The Prince Edward County School Board voted unanimously to approve a resolution asking the Board of Supervisors to place a 1% local sales tax dedicated to school capital improvements on the ballot; staff estimated the levy could generate roughly $3 million annually if it had been in place last year.
The board approved the Prince Edward Elementary three-year support plan focused on students with disabilities (goal: raise subgroup performance to ~80% over three years) and received a separate informational presentation on the middle school’s comprehensive support and improvement (CSI) plan addressing persistent achievement gaps.
District staff presented a first reading of a proposed AI computer-use policy emphasizing human oversight, privacy protections and academic integrity and previewed a two-year school calendar (2026–27, 2027–28) adjusted for elementary construction; both items were informational and will be returned for further review.
The school board voted to request appropriation of a $581,479.25 mathematics intervention grant, approved a $580,000 SCAP award for the Barbara Johns Auditorium and authorized use of $2,167,745.45 in leftover construction funds for rooftop HVAC units, a high-school chiller, field fencing and to supplement auditorium work.
At its January reorganizational meeting the Prince Edward County School Board elected Mister Townsend as chair, named Susan Kimbrough vice chair and re-elected Thomas Foster as clerk; the board also set meeting dates through January 2027 and appointed committee memberships and a deputy clerk.

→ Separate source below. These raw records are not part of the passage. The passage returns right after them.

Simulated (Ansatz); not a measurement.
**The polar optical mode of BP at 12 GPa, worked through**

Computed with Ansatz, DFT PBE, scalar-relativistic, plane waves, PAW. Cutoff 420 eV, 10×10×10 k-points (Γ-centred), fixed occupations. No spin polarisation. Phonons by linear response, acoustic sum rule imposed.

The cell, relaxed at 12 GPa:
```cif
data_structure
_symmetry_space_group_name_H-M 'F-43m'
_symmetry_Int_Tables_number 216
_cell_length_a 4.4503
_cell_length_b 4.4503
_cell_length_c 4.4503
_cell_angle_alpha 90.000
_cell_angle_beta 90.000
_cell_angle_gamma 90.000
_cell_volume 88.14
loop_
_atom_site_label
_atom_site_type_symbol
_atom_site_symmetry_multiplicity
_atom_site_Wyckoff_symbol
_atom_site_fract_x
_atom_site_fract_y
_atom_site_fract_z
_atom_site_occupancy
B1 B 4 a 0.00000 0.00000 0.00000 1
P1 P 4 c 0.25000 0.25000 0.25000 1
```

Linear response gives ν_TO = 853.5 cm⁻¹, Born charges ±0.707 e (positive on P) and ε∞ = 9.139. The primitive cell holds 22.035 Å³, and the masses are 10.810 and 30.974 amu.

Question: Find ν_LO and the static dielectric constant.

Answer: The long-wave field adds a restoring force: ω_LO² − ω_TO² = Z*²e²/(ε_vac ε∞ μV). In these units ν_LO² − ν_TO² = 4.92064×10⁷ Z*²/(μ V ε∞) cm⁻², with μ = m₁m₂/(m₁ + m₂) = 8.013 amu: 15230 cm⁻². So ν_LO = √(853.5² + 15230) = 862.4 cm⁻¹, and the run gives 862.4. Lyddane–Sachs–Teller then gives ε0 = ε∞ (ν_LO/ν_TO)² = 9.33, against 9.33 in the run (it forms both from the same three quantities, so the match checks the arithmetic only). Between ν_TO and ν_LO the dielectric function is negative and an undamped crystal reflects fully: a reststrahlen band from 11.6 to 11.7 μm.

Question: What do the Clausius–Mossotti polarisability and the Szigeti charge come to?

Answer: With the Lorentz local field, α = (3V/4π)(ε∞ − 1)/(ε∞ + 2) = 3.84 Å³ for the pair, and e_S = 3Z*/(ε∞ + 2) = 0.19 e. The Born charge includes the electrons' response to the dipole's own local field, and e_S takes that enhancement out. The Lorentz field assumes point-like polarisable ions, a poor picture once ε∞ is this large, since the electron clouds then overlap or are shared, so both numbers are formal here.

Project manager Alex Amos told the board that Building E punch-list items are nearly complete, library casework and metal panels are due in early February, site work and landscaping continue and district staff plan phased interior moves and a superintendent/principal walkthrough ahead of final closeout projected around March 1, 2027.
The board approved additional appropriations for grants totaling $272,880.40, adopted Robert's Rules with an allowance for the chair to vote under state law, approved policy BBD/BBDL on remote participation, and authorized surplus recycling lists for technology and the high school weight room.
Presentation of the VDOE accountability framework showed Prince Edward High School rated Distinguished (92.1), Prince Edward Middle School scored ~74.8 and remains a CSI school, and Prince Edward Elementary scored ~79.2 but received a targeted-support (TSI) federal identification for students with disabilities; the board discussed growth, subgroup thresholds and next-step support plans.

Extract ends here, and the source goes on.